Stack of papers on desk
Article

Classifying text with AWS Textract

Authored by: Kolin Konjura

What is AWS Textract?

AWS Textract is an AWS service that allows the user to extract text and data from scanned documents such as insurance forms, loan applications, bank forms or survey questions. Amazon Textract automatically reads and extracts text from the documents and organizes the data into raw text, forms and tables. Enabling the data to either be reviewed by processes downstream or ingested directly into an application or database.

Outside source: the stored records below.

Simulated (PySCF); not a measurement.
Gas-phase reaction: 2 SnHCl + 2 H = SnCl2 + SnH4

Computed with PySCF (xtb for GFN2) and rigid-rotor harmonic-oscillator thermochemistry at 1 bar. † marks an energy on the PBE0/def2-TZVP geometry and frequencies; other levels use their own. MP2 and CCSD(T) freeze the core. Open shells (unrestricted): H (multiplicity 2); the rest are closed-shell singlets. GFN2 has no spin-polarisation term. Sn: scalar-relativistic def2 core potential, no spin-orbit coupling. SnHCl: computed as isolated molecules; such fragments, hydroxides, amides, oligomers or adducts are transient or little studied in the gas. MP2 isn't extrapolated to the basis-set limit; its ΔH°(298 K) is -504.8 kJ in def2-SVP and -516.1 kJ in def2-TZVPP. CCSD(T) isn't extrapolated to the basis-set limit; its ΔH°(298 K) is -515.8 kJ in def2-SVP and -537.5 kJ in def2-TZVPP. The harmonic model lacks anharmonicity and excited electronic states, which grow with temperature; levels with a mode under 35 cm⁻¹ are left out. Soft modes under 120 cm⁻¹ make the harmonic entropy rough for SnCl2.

Figure 1: This image describes the business problem that AWS Textract solves

Figure 1: This image describes the business problem that AWS Textract solves

History of the Optical Character Recognition

Let us take a step back and briefly discuss what Optical Character Recognition (OCR) is so that we can understand the impact of AWS Textract. Starting in the late 1800’s through the early 1900’s, the earliest concepts of OCR were developed to help the blind read. WWII and into the Cold War, OCR tools were used to convert Morse code to text. As time and technology progressed, OCR was used to digitize coupons and postal addresses. OCR’s capabilities grew exponentially with the microprocessor, resulting in additional capabilities such as price tag scanners, passport scanners and the ability to scan historically handwritten textbooks for preservation purposes. Currently, OCR is used in nearly every industry including automatic cameras that read your license plate when you speed through a red light, scanning a check with your phone to deposit it in real time, or even Google Translate when you are in a foreign country and in need of a quick translation of a menu or a sign!

How does OCR work?

Suppose we read a brand new book. Think about how our eyes differentiate the background from the actual text. We identify the shapes of each letter and each word to form sentences as long as they are legible. We recognize the words and sentences on pages regardless of the print type, such as cursive, block, print or italicized, or font. Our brains are designed to recognize characters. Computers however, need to be instructed on how to read in the same manner. Think of the letter “A”. Each of us think slightly differently about how the letter “A” is formed, but all versions are acceptable. A computer needs to understand that each one of those forms is equivalent to the letter “A” based on the pixel orientation within a word, sentence and document.

Suppose we have a digital form that a company sends us. Suppose this document is structured in such a way that the first column is the name of a project, the second column is a description, and the third is an amount of revenue. One way we can use an OCR tool is to instruct the computer to “look” in particular blocks. Then, we can have the computer naively look in those blocks and make a determination based on what text is in each block.

AWS Textract features

Amazon Textract is a pre-trained machine-learning model so that you, the user, do not have to reinvent the OCR process for every client or use case. Textract has been trained on millions of documents across a vast spectrum of different document types, such as receipts, sales orders, tax forms, insurance documents or bank loan forms. AWS Textract quickly and accurately extracts data from these scanned forms and documents. Textract automatically detects a document’s layout and key elements on the page, understands the data relationships in any embedded forms or tables, and extracts everything with its context intact. The user can then instantly use the extracted data in an application or store the data in a database.

Process describing the steps AWS Textract takes when a document is uploaded into AWS Textract

Figure 2: This process describes the steps that AWS Textract takes when a document is uploaded into AWS Textract

The following are four features of the AWS Textract service that you can use to help assess and understand the Textract process and output.

  1. Key-value pair extraction: Amazon Textract enables you to detect key-value pairs in document images automatically so that you can retain the inherent context of the document without any manual intervention. This makes it easy to import the extracted data into any format you would like.
  2. Bounding boxes: All extracted data is returned with bounding box coordinates. The coordinates make up a polygon frame that encompasses each piece of identified data, such as a single word, line, or table. This helps to audit where a word or number’s location is in the source document. It also helps to guide the user in document search systems that return scans of original documents as the search result.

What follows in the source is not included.